MUMBAI: Domestic equity market extended its gains for the sixth straight session on Friday, with the benchmark Sensex rising 246 points on sustained buying across sectors.

The 30-share BSE Sensex ended 246.32 points, or 0.63 per cent, higher at 39,298.38.

It hit an intra-day high of 39,361.06 and a low of 38,963.60. The broader NSE Nifty too spurted 75.50 points, or 0.65 per cent, to settle at 11,661.85.

Yes Bank was the top gainer in the Sensex pack, rallying up to 8.44 per cent, followed by Maruti, PowerGrid, NTPC, L&T and SBI.

Shares of Reliance Industries ended 1.37 per cent higher ahead of its quarterly earnings, scheduled to be announced later in the day.

On the other hand, Tata Motors, Bajaj Auto, Bharti Airtel, ICICI Bank, Axis Bank and Infosys fell up to 1.05 per cent.

"Indian equities outperformed major global markets for the week. Equity markets witnessed a sharp rally on foreign investor buying, progress in US-China trade talks and as well as a deal being reached between UK and EU on Brexit," said Sanjeev Zarbade, VP PCG Research, Kotak Securities.

Investor sentiment is upbeat after Finance Minister Nirmala Sitharaman hinted at further stimulus in FY20, they said.

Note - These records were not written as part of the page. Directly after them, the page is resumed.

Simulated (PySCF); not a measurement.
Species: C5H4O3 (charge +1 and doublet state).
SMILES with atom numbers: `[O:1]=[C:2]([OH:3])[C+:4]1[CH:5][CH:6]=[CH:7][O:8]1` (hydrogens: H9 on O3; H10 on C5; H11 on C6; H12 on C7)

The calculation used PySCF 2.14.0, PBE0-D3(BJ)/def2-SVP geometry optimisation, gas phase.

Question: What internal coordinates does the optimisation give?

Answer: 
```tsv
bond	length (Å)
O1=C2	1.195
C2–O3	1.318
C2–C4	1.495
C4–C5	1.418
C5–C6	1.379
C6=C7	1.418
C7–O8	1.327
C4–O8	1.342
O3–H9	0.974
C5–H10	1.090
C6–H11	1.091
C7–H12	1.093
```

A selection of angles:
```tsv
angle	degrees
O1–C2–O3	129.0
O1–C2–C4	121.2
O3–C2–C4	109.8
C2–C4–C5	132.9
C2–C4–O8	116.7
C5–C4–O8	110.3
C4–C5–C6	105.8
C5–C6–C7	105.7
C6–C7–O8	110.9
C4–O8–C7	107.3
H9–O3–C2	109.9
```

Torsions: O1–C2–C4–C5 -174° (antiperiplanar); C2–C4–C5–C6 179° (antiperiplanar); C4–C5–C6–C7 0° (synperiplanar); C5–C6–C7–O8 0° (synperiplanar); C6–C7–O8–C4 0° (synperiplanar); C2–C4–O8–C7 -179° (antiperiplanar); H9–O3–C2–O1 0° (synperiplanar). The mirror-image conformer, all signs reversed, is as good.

Elsewhere in Asia, bourses in Shanghai, Hong Kong and Seoul ended on a negative note after data showed that the Chinese economy expanded at its slowest pace in nearly three decades in the third quarter.

Exchanges in Tokyo, however, settled in the green. Equities in Europe were trading on a mixed note in their respective early deals. Meanwhile, the Indian rupee appreciated marginally to 71.13 against the US dollar intra-day.

Brent crude futures, the global oil benchmark, rose 0.12 per cent to USD 59.98 per barrel.